Nevertheless, boroughs in east London are pressing ahead with their plans. Tower Hamlets was recently forced to restart a consultation on its late night levy after a first attempt was the subject of a successful legal challenge by the Association of Licensed Multiple Retailers (ALMR). Kate Nicholls, chief executive at the ALMR, said:

“We will continue to oppose these measures wherever they are considered in any part of the UK and will urge local authorities’ to work with businesses, not against them, to find solutions to any issues they may have.”

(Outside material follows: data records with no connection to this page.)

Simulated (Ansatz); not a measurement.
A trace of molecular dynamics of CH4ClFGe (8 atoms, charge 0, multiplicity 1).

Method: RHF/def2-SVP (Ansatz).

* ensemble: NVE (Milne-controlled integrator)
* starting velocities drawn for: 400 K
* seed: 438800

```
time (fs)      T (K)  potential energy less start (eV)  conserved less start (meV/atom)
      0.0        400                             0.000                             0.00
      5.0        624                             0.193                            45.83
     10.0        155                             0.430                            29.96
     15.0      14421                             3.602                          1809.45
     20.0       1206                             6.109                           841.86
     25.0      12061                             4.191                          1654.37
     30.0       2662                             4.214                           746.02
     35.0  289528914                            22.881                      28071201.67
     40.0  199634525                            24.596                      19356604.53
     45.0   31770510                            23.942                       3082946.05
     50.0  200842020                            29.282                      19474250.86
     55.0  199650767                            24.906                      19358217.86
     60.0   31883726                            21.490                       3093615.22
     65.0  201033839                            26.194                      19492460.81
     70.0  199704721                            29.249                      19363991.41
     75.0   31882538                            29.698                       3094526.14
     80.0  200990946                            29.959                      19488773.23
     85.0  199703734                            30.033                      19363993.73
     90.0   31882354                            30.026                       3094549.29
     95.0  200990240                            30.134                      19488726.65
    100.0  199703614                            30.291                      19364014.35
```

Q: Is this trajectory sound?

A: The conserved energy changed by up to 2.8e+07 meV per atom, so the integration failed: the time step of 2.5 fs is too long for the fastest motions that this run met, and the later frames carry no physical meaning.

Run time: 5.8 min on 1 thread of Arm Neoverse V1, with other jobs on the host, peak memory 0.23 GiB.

Meanwhile, Hackney council intends to introduce a levy after a consultation which revealed 52 per cents of respondents were in favour of the plans. Announcing the consultation in February, licensing chair Emma Plouviez said:

“With ever-shrinking budgets, we need to find a way to ensure the our nightlife can continue to operate safely, so we’re considering looking to these businesses for a contribution towards making sure their customers can enjoy a safe night out and their neighbours and surrounding community doesn’t suffer.”

With budgets stretched, it’s inevitable that councils will seek to take advantage of any source of income they can. Nevertheless, earlier examples of the late night levy suggest this nightlife tax is unlikely to prove as lucrative as is hoped. Even if it does, should we expect nightlife venues to plug the gap left by public sector cuts?